Storing multilingual records in the MySQL database

Školení, která pořádám

This article was published in the April 2009 issue of php|architect.

Multilingual applications use two types of texts requiring translation. The first ones are messages without a relation to the data (for example the title "Contents") which can easily be translated by GNU gettext or by a simple database table. The second type are texts related to the data (for example a German and Italian title for the same product with a given price). This article will examine database strategies for this second type of text.

Multilingual applications should use simple SQL queries (to avoid bugs), keep the performance high (which mainly means to utilize indexes) and produce the exact output (sort according to each language collation and respect the fulltext threshold). In additionally database consistency should be maintained, for example to preserve uniqueness of URLs. This article compares three different approaches for storing multilingual records considering these goals. In addition, the complexity of adding a new language and working with untranslated texts are covered.
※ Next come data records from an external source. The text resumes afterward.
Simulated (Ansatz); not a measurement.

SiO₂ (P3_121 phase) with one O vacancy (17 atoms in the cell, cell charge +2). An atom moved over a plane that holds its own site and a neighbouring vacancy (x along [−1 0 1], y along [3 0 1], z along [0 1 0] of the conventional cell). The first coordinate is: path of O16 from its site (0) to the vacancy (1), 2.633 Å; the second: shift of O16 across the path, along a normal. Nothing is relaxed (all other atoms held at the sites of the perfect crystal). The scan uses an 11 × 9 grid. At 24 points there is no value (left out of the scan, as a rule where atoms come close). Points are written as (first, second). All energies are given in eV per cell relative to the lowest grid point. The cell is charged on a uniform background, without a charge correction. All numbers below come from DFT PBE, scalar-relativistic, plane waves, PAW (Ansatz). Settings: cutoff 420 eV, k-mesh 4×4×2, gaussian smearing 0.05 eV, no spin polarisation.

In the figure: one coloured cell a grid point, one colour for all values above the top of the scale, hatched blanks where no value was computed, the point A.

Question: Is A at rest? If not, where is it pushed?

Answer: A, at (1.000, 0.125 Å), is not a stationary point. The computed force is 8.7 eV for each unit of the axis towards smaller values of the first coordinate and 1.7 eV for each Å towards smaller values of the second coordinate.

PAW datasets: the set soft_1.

This article demonstrates all approaches on a simple table of products with translatable names, URLs and descriptions, group identifiers and prices (common for all languages). The application needs to filter the products by the group identifier and then sort them by the name and we will perform a fulltext search on the name and description in a specified language. Therefore, in a single language environment, the table would look like this:

database schema
CREATE TABLE `product` (
	`product_id` int(11) NOT NULL auto_increment,
	`group_id` int(11) NOT NULL,
	`name` varchar(50) NOT NULL,
	`url` varchar(50) NOT NULL,
	`price` decimal(9, 2) NOT NULL,
	`description` text NOT NULL,
	UNIQUE KEY `url` (`url`),
	KEY `group_id` (`group_id`, `name`),
	FULLTEXT KEY `name` (`name`, `description`),
	PRIMARY KEY (`product_id`)
);

The unique index above URL guarantees that there can be only one product at each location. The query to retrieve the products in a given group sorted by the name is simple (PHP syntax is used):

"
	SELECT `url`, `name`, `price`
	FROM `product`
	WHERE `group_id` = $group_id
	ORDER BY `name`
	LIMIT 30
"

The usage of indexes is of course correct:

idselect_typetabletypepossible_keyskeykey_lenrefrowsExtra
1SIMPLEproductrefgroup_idgroup_id4const9Using where

Translations in a separate table

We can store the translatable columns in a separate table:

database schema
CREATE TABLE `language` (
	`language_id` char(2) NOT NULL,
	`collation` varchar(64) NOT NULL,
	PRIMARY KEY (`language_id`)
);

CREATE TABLE `product` (
	`product_id` int(11) NOT NULL auto_increment,
	`group_id` int(11) NOT NULL,
	`price` decimal(9, 2) NOT NULL,
	KEY `group_id` (`group_id`),
	PRIMARY KEY (`product_id`)
);

CREATE TABLE `product_translation` (
	`product_id` int(11) NOT NULL,
	`language_id` char(2) NOT NULL,
	`name` varchar(50) NOT NULL,
	`url` varchar(50) NOT NULL,
	`description` tinytext NOT NULL,
	UNIQUE KEY `language_id_2` (`language_id`, `url`),
	KEY `language_id` (`language_id`, `name`),
	FULLTEXT KEY `name` (`name`, `description`),
	FOREIGN KEY (`language_id`) REFERENCES `language` (`language_id`),
	FOREIGN KEY (`product_id`) REFERENCES `product` (`product_id`),
	PRIMARY KEY (`product_id`, `language_id`)
);

(The `language`.`collation` column contains one of the collations returned by the SHOW COLLATION command and we need it to properly sort the results.)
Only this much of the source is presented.